As the year 2025 draws to a close, India's economic performance stands out as a beacon of resilience in a world rattled by unpredictable tariffs, persistent wars, and the disruptive force of artificial intelligence. While public policy responses were sharp and effective, a critical question looms for the new year: why was Corporate India largely missing in action?
A World in Disruption: Tariffs, Conflict, and AI Hype
The global landscape in 2025 was dominated by three major forces. The sharpest shock to the system came from illogical and unilateral tariff impositions by US President Donald Trump, which severely disrupted international trade flows and dampened growth worldwide. This economic friction was layered atop ongoing armed conflicts, including the Russia-Ukraine and Israel-Palestine wars, which continued to create geopolitical instability.
Paradoxically, capital markets chose to largely ignore these headwinds, fueled instead by an insatiable zest for artificial intelligence. Traders and investors bet heavily on AI as a transformative productivity tool, anticipating an economic reshaping akin to the advent of electricity or the internet. However, the actual scale of this impending AI-driven boost remains uncertain and debated.
India's Stellar Economic Counterplay
Amid this global turbulence, India's economy demonstrated impressive fortitude. It not only achieved robust growth but also confronted the tariff challenges strategically. India's merchandise and services export receipts climbed by over 5% during the April-November 2025 period, marginally outpacing import growth. This success is a direct result of the government leveraging the trade crisis to overhaul its export strategy, diversifying both products and target markets.
The commerce ministry was notably active, sealing trade deals with the United Kingdom, Oman, and New Zealand. It also fast-tracked negotiations with the European Union and expanded ties with the South American bloc Mercosur. The benefits of earlier pacts with Australia and the European Free Trade Association are also poised to bear fruit. Complementing this external push, the government implemented reforms to reduce the cost of imported inputs for export products, alongside other progressive moves in various policy spheres.
Macroeconomic indicators further underscored this resilience. Both inflation and the value of the Indian rupee saw a decline in 2025, even as consumption activity perked up across several sectors. Supportive monetary policy with low interest rates and the Goods and Services Tax (GST) framework deserve credit for enabling these brighter growth prospects.

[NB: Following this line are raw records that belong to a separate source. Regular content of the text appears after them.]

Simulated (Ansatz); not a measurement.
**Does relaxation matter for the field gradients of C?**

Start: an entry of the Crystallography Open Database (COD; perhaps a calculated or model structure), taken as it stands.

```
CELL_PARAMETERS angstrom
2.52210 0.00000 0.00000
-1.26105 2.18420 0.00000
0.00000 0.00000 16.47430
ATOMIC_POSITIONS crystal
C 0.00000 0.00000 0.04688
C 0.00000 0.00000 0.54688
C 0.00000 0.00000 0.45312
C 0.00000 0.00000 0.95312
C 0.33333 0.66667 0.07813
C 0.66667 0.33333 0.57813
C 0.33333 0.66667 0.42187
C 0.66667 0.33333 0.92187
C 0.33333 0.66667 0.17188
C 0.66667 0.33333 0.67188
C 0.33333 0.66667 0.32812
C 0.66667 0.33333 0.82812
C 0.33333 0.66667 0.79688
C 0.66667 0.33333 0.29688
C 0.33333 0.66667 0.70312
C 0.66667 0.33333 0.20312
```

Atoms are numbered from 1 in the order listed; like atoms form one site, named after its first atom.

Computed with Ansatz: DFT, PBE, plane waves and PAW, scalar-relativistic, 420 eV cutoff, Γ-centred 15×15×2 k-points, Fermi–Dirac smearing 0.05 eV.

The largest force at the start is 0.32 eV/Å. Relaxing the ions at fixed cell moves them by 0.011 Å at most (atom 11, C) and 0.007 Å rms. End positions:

The Missing Piece: Corporate India's Hesitation
Despite the favourable environment, the economic expansion remains sub-optimal due to one significant gap: the private sector's continued reluctance to invest. The government has been performing the heavy lifting to foster growth, with private players holding back capital expenditure. This is puzzling, given that most of Corporate India's longstanding demands, including the recent revision of labour codes, have been addressed by policymakers.
The call for 2026 is clear. Private businesses must now shift gears and start investing aggressively within India rather than looking predominantly overseas. Beyond capital, there is a pressing need for corporate India to modernize its governance frameworks. This includes formulating robust plans for emerging challenges like cyber-security, climate action, and social responsibility, as well as ensuring smooth leadership succession.
As the calendar resets for 2026, the moment is ripe for the private sector to renew its commitment to the nation's economy, polity, and society. The resilience shown in 2025 provides a solid foundation, but future growth and global competitiveness hinge on a unified effort where corporate determination matches public policy resolve.